16 Oct 2015

Māori Party looks to 2017 election

6:23 am on 16 October 2015

The Māori Party is calling for its supporters to 'come home' as it gears up for its annual meeting in Huntly this weekend.

Marama Fox (L) and Tariana Turia ahead of the Maori Party co-leader election

Marama Fox (L) and Tariana Turia ahead of the Māori Party co-leader election in November 2014. Photo: RNZ / Chris Bramwell

The party recorded its worst result at last year's election and has only two MPs in Parliament.

The party's co-leader, Marama Fox, who took over from the party's founder Tariana Turia last year, said she felt optimistic about the party's future despite it currently polling about 1 percent.

"I feel like there is a buzz going on around the Māori Party and in fact it's time to put out the call for Māori to come home to the party," she said.

The party was in a position to exert influence on government policy, she said.

"The Labour Party have the unions, the National Party have the business roundtable, the Māori Party should have the support of all iwi because that's all we do - is support them to realise their aspirations, their goals," she said.

Maori Party co-leader Te Ururoa Flavell.

Te Ururoa Flavell Photo: RNZ / Diego Opatowski

Her fellow co-leader, Te Ururoa Flavell, said the key challenge was to get more MPs into Parliament at the next election.

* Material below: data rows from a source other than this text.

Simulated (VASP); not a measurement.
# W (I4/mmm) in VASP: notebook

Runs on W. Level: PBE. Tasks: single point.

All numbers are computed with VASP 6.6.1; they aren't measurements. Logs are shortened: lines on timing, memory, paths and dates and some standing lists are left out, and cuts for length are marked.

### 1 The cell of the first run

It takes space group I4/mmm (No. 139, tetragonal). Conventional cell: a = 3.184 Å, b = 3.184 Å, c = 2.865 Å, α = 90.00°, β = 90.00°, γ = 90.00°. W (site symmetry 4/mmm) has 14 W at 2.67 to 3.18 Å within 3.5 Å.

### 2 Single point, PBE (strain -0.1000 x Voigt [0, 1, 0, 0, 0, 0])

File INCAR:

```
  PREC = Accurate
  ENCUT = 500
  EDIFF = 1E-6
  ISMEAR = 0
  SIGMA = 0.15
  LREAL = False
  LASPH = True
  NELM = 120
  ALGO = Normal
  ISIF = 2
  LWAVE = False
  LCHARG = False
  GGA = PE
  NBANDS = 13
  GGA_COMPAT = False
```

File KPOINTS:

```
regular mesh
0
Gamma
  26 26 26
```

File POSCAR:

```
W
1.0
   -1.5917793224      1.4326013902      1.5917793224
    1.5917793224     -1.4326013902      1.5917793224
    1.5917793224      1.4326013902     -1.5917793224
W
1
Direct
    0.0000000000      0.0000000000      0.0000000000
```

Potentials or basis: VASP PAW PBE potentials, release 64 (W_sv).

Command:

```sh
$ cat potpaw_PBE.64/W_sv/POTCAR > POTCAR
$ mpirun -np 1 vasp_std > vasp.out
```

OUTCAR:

"That's got to be the goal and we've got to look at issues of candidate selection... infrastructure, fundraising...

"Those must be front and centre now because now we've only got two years to build until the next election," he said.

The party's president, Naida Glavish, rejected any suggestion that the party was in trouble.

"The party accepts that there is some work ahead of us. We accept that and we're not unaccustomed to putting our shoulder to the grindstone," she said.

Political commentator Morgan Godfery said the party was in a rebuilding phase after losing two high-profile leaders.

"There was a big loss of confidence after the two former co-leaders, Tariana Turia and Pita Sharples, left at the last election because they really anchored that party - not just politically but also personally.

"They had a lot of mana and they were guides for the party," he said.

The real challenge for the Māori Party would be coming up against a resurgent Labour Party in the Māori electorates, he said.